One of the hardest lessons in life is learning to say goodbye to good friends.
Two weeks ago, a bomb dropped in the middle of T’s day when he learned that his best friend – his one good friend at school – was moving and that his last day would be in two days that Friday.
His CYW texted us the heads up in the middle of our work day when she learned the news and we strategized on how tell T.
He ended up being told by his CYW and principal. My one request was to make it clear that his friend moving was not a result of anything T did.
The suddenness of the news shocked T and we felt his immediate despair. He cried himself to sleep leading up to the Friday.

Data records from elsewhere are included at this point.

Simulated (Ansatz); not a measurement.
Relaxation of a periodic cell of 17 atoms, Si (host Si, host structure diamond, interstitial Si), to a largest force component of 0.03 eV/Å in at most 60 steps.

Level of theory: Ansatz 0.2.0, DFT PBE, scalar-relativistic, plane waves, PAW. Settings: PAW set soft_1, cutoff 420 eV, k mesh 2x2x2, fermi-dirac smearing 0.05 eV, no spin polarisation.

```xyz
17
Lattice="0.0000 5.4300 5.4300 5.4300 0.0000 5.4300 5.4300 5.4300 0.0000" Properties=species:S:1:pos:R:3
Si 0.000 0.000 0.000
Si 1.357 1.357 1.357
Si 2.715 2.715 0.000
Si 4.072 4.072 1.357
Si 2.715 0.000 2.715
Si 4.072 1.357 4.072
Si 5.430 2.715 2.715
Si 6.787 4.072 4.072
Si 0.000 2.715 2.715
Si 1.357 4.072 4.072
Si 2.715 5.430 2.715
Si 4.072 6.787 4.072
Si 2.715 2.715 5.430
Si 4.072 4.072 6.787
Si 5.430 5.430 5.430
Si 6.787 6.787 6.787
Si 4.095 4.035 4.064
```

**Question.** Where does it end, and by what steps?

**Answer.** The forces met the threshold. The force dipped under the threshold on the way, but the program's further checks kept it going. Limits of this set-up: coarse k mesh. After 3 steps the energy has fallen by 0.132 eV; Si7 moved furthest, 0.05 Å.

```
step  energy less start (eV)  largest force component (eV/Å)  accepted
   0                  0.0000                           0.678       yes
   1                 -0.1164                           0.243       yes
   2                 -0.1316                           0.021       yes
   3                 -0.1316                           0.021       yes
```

As a parent, you absorb every high and low your child goes through – you experience their emotions like osmosis – and this was heartbreaking.
T is still processing the recent death of his Aunt and to layer this on top felt cruel.
There was nothing we could do other than to be there with him, listen and validate, and allow him to feel all his feels.
The hubby had the great idea to encourage T to draw a goodbye card for his friend, which he did with great enthusiasm the morning before.
The CYW also worked with the friend’s teacher to ensure they got to spend extra time together leading up to and on the last day.

On the big day, we all learned his friend would be staying for another week – 5 extra days – as his mother wanted him to end the month in one school and start fresh in May.
This helped soften the sudden blow and while we knew it was only delaying the inevitable, it gave T the gift of extra time to process this loss.
It is surreal to watch a child process loss; they rarely tell you but rather show you how they feel.
There were and are very challenging moments – irritability, anger, name calling, screaming – leading up to and after the eventual last day.
It is very hard not to take any of it personally – especially when I get the brunt of it rather than the hubby – but I remind myself this is not about me.
Easier said than done – trust me. There are moments when I lose my patience with T’s rudeness.
On the last day, last Friday, we were blessed with an activity the school had already planned – a visit by the community police.
This provided T with a much-needed distraction and he enjoyed petting the police dog and sitting in the driver’s seat of his car.
His CYW told us T was all over the place that day and understandably so – and he was in quite the foul mood at daycare after school.
That afternoon, T got to skip a period of class to attend his friend’s goodbye party.
His CYW sent us a photo she took of T and his friend sharing a goodbye hug.
I will not share this photo, as it truly felt like a sacred special moment – but the look of sadness and love on T’s face, his eyes closed and hands wrapped tightly around his friend, is equally heartbreaking and heart filling.

This experience with T made me reflect on the revolving doors of life – and it made me think about two polar opposite and extreme reactions.
On one end, we can hang on and try not to let go of loved ones and on the other, we can close ourselves off from others so we protect ourselves from experiencing eventual loss and pain.
As with everything in life, the truth really lies in the gradient in between.
The one constant thing in life is change. We say hello and goodbye to family, friends, colleagues, pets, homes.
We do our best to stay in touch but also recognize that some goodbyes are final.
So all we can do is to live in the moment, treasure each other while we can, and have the memories when a chapter in our lives close.
This is a hard message for an 8-year-old boy – one that struggles with abstract concepts and emotional regulation – to understand right now.
So this story continues.
The past weekend was gray and rain filled. T said the skies were crying because of his friend.
This kid certainly has my flair for the dramatics.
But Spring is in the air. The tulips are sprouting in our garden and our cherry tree (pictured at top) is in bloom. I’m going to enjoy them for the week or so days we get them every year.
Nature provides a wonderful mirror to reflect on our daily walks in life.